Say you are debugging a memory leak in your own code that only shows up in produ...

joshuamorton · 2026-01-12T02:08:53 1768183733

I will say that, with very few exceptions, this is how a lot of $BigCo manage everyday. When I run into an issue like this, I will do a few things:

- Rollback/investigate the changelog between the current and prior version to see which code paths are relevant

- Use our observability infra that is equivalent to `perf`, but samples ~everything, all the time, again to see which codepaths are relevant

- Potentially try to push additional logging or instrumentation

- Try to better repro in a non-prod/test env where I can do more aggressive forms of investigation (debugger, sanitizer, etc.) but where I'm not running on production data

I certainly can't strace or run raw CLI commands on a host in production.

reactordev · 2026-01-12T02:38:13 1768185493

Combined with stack traces of the events, this is the way.

If you have a memory leak, wrap the suspect code in more instrumentation. Write unit tests that exercise that suspect code. Load test that suspect code. Fix that suspect code.

I’ll also add that while I build clusters and throw away the ssh keys, there are still ways to gain access to a specific container to view the raw logs and execute commands but like all container environments, it’s ephemeral. There’s spice access.

zinodaur · 2026-01-12T04:19:38 1768191578

> I certainly can't strace or run raw CLI commands on a host in production.

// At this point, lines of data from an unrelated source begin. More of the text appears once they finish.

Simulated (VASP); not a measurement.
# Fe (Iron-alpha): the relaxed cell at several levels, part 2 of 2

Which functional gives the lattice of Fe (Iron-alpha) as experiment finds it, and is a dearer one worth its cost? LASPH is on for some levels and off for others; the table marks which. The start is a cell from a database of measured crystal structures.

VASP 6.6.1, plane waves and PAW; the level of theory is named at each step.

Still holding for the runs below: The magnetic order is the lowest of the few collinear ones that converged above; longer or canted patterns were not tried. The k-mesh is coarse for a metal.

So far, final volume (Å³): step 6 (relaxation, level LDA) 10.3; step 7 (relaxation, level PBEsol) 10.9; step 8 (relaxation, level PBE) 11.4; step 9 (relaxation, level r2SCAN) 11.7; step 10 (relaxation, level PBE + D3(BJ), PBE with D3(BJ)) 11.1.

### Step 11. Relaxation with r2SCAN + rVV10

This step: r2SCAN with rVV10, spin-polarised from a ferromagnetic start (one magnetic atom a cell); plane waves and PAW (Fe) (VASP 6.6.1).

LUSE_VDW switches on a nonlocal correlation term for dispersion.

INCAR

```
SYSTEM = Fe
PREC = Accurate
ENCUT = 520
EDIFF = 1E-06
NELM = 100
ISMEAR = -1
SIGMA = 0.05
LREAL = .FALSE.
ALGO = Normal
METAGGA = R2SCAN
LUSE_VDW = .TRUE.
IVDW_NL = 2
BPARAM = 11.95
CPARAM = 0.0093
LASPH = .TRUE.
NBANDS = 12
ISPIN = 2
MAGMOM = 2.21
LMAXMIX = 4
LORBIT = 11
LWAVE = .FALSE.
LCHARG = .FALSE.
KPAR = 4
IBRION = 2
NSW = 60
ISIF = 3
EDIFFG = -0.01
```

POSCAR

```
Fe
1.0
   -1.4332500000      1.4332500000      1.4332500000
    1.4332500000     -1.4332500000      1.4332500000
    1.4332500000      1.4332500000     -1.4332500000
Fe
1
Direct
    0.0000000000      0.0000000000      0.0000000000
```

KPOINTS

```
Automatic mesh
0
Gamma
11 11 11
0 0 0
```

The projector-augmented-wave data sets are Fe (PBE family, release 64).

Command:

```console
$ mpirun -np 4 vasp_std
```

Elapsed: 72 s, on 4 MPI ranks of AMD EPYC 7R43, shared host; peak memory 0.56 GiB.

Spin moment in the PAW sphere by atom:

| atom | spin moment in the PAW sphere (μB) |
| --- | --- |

Have you worked the other way before? Where you have ssh access to machines (lots of them, when you need to do something big) that have all of your secrets, can talk to all of your dbs, and you can just compile + rsync binaries on to them to debug/repro/repair?

To me, being without those capabilities just feels crippling

joshuamorton · 2026-01-12T05:15:42 1768194942

> Have you worked the other way before? Where you have ssh access to machines (lots of them, when you need to do something big) that have all of your secrets, can talk to all of your dbs, and you can just compile + rsync binaries on to them to debug/repro/repair?

A lot of the problems I enjoy solving specifically relate to consistently minimizing privilege, not from a security perspective (though there are obvious upsides to this), but from a debugging/clarity perspective. If you have a relatively small and statically verifiable set of (networked) dependencies, and minimize which resources which containers can access, reasoning about the system as a whole becomes a lot easier.

I can think of lots of cases where I've witnessed good outcomes from moving towards more fine-grained resource access, and very few cases where life has gotten better by saying "everyone has access to everything".

zinodaur · 2026-01-12T21:02:21 1768251741

> A lot of the problems I enjoy solving specifically relate to consistently minimizing privilege

You are my perfect foil :)

> very few cases where life has gotten better by saying "everyone has access to everything"

I should have been more clear - I like the dev env where people have access to the things they are responsible for. E.g., as a maintainer/operator of service X, you can do all the things service X can do. So it's not like random employees are running binaries that interact with your db - only the small set of experts responsible for maintaining that service (also the people most inclined to be cautious, since they own the impact).

It does require you to trust the people operating their services, and requires those people to be careful and competent, but it can yield spectacular results.

The hacker thing mentioned by a sibling comment is definitely true though. I airgap my work machine, never browse the web on it and require fingerprint scans whenever sshing/rsyncing in to prod, but even then its pretty sketch.

I feel like its important to remember how powerful it is though - I want something like ssh/rsync access to a machine with a vlan tag that only lets it perform "safe" db/service interactions - hashing PII and stopping writes. But instead I get "observability" and half assed webuis, stale/redacted datalakes, and minutes long read-eval-print loop iterations with a coworker PR stamp required each iteration

reactordev · 2026-01-12T12:54:28 1768222468

If you can do those things in production, so can Lee Hong Quag in North Korea. I’d rather not have that capability in production and rely on proper CI/CD to deploy resources into the cloud. The way you like to work is like giving hackers a complete jump box into your organization. You are bound to get hacked, it’s only a matter of time.